We find several rooms, such as the “Sala dei Notari,” with richly frescoed arches and coffered ceilings, while the Council Room boasts a fresco by Pinturicchio. The Palazzo dei Priori also has the “Collegio del Cambio,” the ancient seat of the bankers’ guild of Perugia.
The “Sala delle Adienze,” frescoed between the end of the fifteenth and the beginning of the sixteenth century, is the masterpiece of Perugino, one of the best artists of the fifteenth-century Italian painting. One of his pupils, Raffaello, completed some of the frescoes.
In the center of Piazza IV Novembre square stands the splendid Fontana Maggiore, one of the most beautiful fountains in Italy and a symbol of Perugia. The fountain was built between 1275 and 1278, based on a design by Nicola and Giovanni Pisano, with two pink and white stone basins and surmounted by a bronze basin.
The Fontana Maggiore in Perugia was formerly fed by the aqueduct that drew water from Mount Pacciano. Built-in 1245, it was an extraordinary work because without using pumps it was able to bring water to a city as steep and full of gradients as Perugia. Decommissioned in the mid-1800s because it cost too much, today the aqueduct offers one of the most beautiful promenades in Italy.
The upper area, in fact, is covered with stairs and defended by parapets, thus representing a road in all respects. The most characteristic part is the one that goes from the gate Porta Sant’Angelo (near the Cathedral and Fontana Maggiore) with a bridge supported by a dozen spans with large arches and low, colorful houses.

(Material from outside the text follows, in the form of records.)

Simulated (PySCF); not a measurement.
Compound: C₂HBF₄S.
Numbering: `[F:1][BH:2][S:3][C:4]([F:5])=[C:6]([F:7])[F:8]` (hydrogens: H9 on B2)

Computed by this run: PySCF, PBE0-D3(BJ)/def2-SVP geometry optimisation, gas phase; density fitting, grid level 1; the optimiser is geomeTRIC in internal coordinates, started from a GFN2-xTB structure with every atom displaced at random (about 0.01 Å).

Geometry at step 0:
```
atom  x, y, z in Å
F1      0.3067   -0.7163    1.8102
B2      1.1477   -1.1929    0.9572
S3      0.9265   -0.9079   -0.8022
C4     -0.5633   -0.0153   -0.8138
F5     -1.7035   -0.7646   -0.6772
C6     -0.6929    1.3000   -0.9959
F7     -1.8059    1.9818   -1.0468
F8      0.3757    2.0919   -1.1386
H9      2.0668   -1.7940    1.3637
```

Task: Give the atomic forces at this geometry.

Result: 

From Piazza IV Novembre starts Corso Vannucci, which with its shops and historic premises, represents the center of Perugian social life. From Piazza IV Novembre, you can choose a direction and stroll along the ancient streets of the city center, which now house restaurants, shops, and artisan workshops. The most popular streets that cut the historic center in two are Corso Vannucci and Via Baglioni, which end in the Carducci Gardens, from where you can enjoy one of the most fascinating views of the city.
The National Gallery of Umbria is located along Corso Vannucci, on the top floors of the Palazzo dei Priori. The Gallery hosts one of the richest art heritages in the whole region. The works cover a period ranging from the thirteenth to the nineteenth century. Masterpieces by Duccio di Buoninsegna, Piero della Francesca, Beato Angelico, Pinturicchio, and Perugino stand out.
Rocca Paolina is an ancient fortress that Antonio da Sangallo il Giovane built for Pope Paul III. The fortress symbolized papal authority until 1860 when it was demolished following its annexation to the Kingdom of Italy. A section of the retaining walls and the bastion that incorporates Porta Marzia (an ancient Etruscan gate) of that ancient building are visible.
The heart of medieval Perugia extends from Piazza San Francesco, with the homonymous church which preserves two frescoes by Raphael. It continues along the narrow Via dei Priori, which runs alongside the Torre degli Sciri, one of the most influential families of Perugia in 1480. The tower is 46 meters high and has recently been reopened to visitors.
Oratory of San Bernardino
The Oratory of San Bernardino da Siena has a splendid polychrome facade by Agostino di Duccio and is the most distinguished Renaissance monument and church in Perugia.
Basilica of San Domenico
The imposing structure of the Basilica of San Domenico dominates the profile of Perugia even from afar. The large Gothic-style church has undergone numerous restorations, and part of its furnishings have been plundered over the course of history. However, it is worth a visit to admire its frescoes, the large stained glass window, the organ, and some valuable funeral monuments, including Pope Benedict XI’s.
Perugia also has a rich Etruscan past to tell visitors. To visit Etruscan Perugia, walk along Via Marzia and admire part of the ancient walls, Porta Marzia, one of the seven surviving entrance gates, and the Etruscan Arch.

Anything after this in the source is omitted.